The Water Authority also holds groundwater rights to more than 8,000 AFY in Spring Valley through the acquisition of its Great Basin Ranch holdings.
The Southern Nevada Water Authority holds applications for approximately 50,678 acre-feet per year in Snake Valley.
The Lincoln County Conservation, Recreation, and Development Act of 2004 requires that prior to "any transbasin diversion from groundwater basins located within both the State of Nevada and State of Utah, the State of Nevada and State of Utah shall reach an agreement regarding the division of water resources of those interstate ground-water flow system(s) from which water will be diverted and used by the project.” (Pub. L. No. 108-424, § 301(e)(3), 118 Stat. 2403, 2412). To date, the two states have not signed an agreement. The Water Authority's applications remain pending before the Nevada State Engineer.
The Southern Nevada Water Authority holds applications filed in 1989 for 111,496 acre-feet per year of groundwater in Railroad Valley North and South. The Water Authority intends to pursue development of these resources when needed to supply future demands.

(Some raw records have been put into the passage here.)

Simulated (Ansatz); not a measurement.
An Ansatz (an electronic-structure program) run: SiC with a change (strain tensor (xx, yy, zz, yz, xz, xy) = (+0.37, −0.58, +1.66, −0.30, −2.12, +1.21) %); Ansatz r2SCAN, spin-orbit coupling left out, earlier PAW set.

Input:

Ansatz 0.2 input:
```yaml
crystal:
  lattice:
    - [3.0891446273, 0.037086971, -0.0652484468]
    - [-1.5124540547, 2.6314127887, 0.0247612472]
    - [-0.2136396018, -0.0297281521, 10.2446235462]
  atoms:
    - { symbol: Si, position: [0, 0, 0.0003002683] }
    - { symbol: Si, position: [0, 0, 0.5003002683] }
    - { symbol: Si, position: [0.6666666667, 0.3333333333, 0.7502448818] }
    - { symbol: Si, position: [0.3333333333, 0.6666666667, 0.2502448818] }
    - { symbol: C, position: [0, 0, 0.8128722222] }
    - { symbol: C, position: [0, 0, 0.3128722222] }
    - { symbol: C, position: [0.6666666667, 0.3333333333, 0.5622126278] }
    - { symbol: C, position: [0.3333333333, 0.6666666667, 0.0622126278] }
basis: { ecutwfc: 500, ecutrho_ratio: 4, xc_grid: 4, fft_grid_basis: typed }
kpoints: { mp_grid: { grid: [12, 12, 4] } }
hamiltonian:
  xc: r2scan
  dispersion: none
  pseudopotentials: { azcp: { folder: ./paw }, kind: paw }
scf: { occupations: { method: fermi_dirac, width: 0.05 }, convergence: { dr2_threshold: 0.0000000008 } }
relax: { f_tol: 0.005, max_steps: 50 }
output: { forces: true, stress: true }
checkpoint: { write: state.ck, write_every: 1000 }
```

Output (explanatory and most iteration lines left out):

Virgin River/Colorado River Augmentation
The Southern Nevada Water Authority was permitted 113,000 acre-feet per year (AFY) of Virgin River water rights in 1994. Under an agreement, the Water Authority transferred 5,000 AFY to the Virgin Valley Water District. In accordance with the 2007 Seven States' Agreement, the Water Authority has agreed to suspend development of these Virgin River surface water rights in exchange for agreement with the other Colorado River Basin states to cooperatively pursue the development of 75,000 AFY of permanent water supplies to augment the Colorado River for Nevada.